8
votes

Let's say I have a property "name" of nodes in neo4j. Now I want to enforce that there is maximally one node for a given name by identifying all nodes with the same name. More precisely: If there are three nodes where name is "dog", I want them to be replaced by just one node with name "dog", which:

  1. Gathers all properties from all the original three nodes.
  2. Has all arcs that were attached to the original three nodes.

The background for this is the following: In my graph, there are often several nodes of the same name which should considered as "equal" (although some have richer property information than others). Putting a.name = b.name in a WHERE clause is extremely slow.

EDIT: I forgot to mention that my Neo4j is of version 2.3.7 currently (I cannot update it).

SECOND EDIT: There is a known list of labels for the nodes and for the possible arcs. The type of the nodes is known.

THIRD EDIT: I want to call above "node collapse" procedure from Java, so a mixture of Cypher queries and procedural code would also be a useful solution.

2
Labels for these nodes are known? It is the same for all of these nodes? And what about type of relationships for this nodes?stdob--
What should happen if Node1 (name=A) and Node2 (name=A) do have the same property with different values?K.E.
@K.E. It does not really matter in my case. One could either drop one of the values or define a "property2" for a given "property". The most important point is to gather all the arcs, i.e. the new node should have all the incoming and outgoing arcs with same labels as the replaced nodes. The main reason for my request is that I have a lot of arcs A -> B1, B2 -> C, where B1 and B2 are "really" the same node and the relation A -> B -> C is the one I want to find.J Fabian Meier

2 Answers

5
votes

I have made a testcase with following schema:

CREATE (n1:TestX {name:'A', val1:1})
CREATE (n2:TestX {name:'B', val2:2})
CREATE (n3:TestX {name:'B', val3:3})
CREATE (n4:TestX {name:'B', val4:4})
CREATE (n5:TestX {name:'C', val5:5})

MATCH (n6:TestX {name:'A', val1:1}) MATCH (m7:TestX {name:'B', val2:2}) CREATE (n6)-[:TEST]->(m7)
MATCH (n8:TestX {name:'C', val5:5}) MATCH (m10:TestX {name:'B', val3:3}) CREATE (n8)<-[:TEST]-(m10)

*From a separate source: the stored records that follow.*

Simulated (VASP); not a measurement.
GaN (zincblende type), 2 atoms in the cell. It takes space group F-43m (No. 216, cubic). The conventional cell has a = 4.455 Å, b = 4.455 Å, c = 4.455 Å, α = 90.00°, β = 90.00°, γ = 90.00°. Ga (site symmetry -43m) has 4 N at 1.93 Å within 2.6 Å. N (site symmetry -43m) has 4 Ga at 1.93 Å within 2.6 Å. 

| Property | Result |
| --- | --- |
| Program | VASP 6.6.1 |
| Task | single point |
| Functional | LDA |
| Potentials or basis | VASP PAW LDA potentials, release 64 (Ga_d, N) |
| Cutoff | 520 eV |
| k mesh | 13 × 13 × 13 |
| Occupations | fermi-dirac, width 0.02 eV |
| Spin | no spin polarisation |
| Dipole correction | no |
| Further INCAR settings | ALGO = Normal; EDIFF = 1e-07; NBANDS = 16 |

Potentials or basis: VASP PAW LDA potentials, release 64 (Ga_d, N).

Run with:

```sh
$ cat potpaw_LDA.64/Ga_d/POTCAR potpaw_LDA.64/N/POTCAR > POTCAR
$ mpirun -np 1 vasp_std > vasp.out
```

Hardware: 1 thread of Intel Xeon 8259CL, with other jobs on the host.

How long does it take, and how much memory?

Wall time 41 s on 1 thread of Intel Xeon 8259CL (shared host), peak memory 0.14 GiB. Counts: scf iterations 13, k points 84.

What results in following output:

enter image description here

Where the nodes B are really the same nodes. And here is my solution:

//copy all properties
MATCH (n:TestX), (m:TestX) WHERE n.name = m.name AND ID(n)<ID(m) WITH n, m SET n += m;

//copy all outgoing relations
MATCH (n:TestX), (m:TestX)-[r:TEST]->(endnode) WHERE n.name = m.name AND ID(n)<ID(m) WITH n, collect(endnode) as endnodes
FOREACH (x in endnodes | CREATE (n)-[:TEST]->(x));

//copy all incoming relations
MATCH (n:TestX), (m:TestX)<-[r:TEST]-(endnode) WHERE n.name = m.name AND ID(n)<ID(m) WITH n, collect(endnode) as endnodes
FOREACH (x in endnodes | CREATE (n)<-[:TEST]-(x));

//delete duplicates
MATCH (n:TestX), (m:TestX) WHERE n.name = m.name AND ID(n)<ID(m) detach delete m;

The resulting output looks like this:

enter image description here

It has to be marked that you have to know the type of the various relationships.

All the properties are copied from the nodes with "higher" IDs to the nodes with the "lower" IDs.

5
votes

I think you need something like a synonym of nodes.

1) Go through all nodes and create a node synonym:

MATCH (N)
WITH N
  MERGE (S:Synonym {name: N.name})
  MERGE (S)<-[:hasSynonym]-(N)
RETURN count(S);

2) Remove the synonyms with only one node:

MATCH (S:Synonym)
WITH S
MATCH (S)<-[:hasSynonym]-(N)
WITH S, count(N) as count
WITH S WHERE count = 1
DETACH DELETE S;

3) Transport properties and relationships for the remaining synonyms (with apoc):

MATCH (S:Synonym)
WITH S
MATCH (S)<-[:hasSynonym]-(N)
WITH [S] + collect(N) as nodesForMerge
CALL apoc.refactor.mergeNodes( nodesForMerge );

4) Remove Synonym label:

MATCH (S:Synonym)<-[:hasSynonym]-(N)
CALL apoc.create.removeLabels( [S], ['Synonym'] );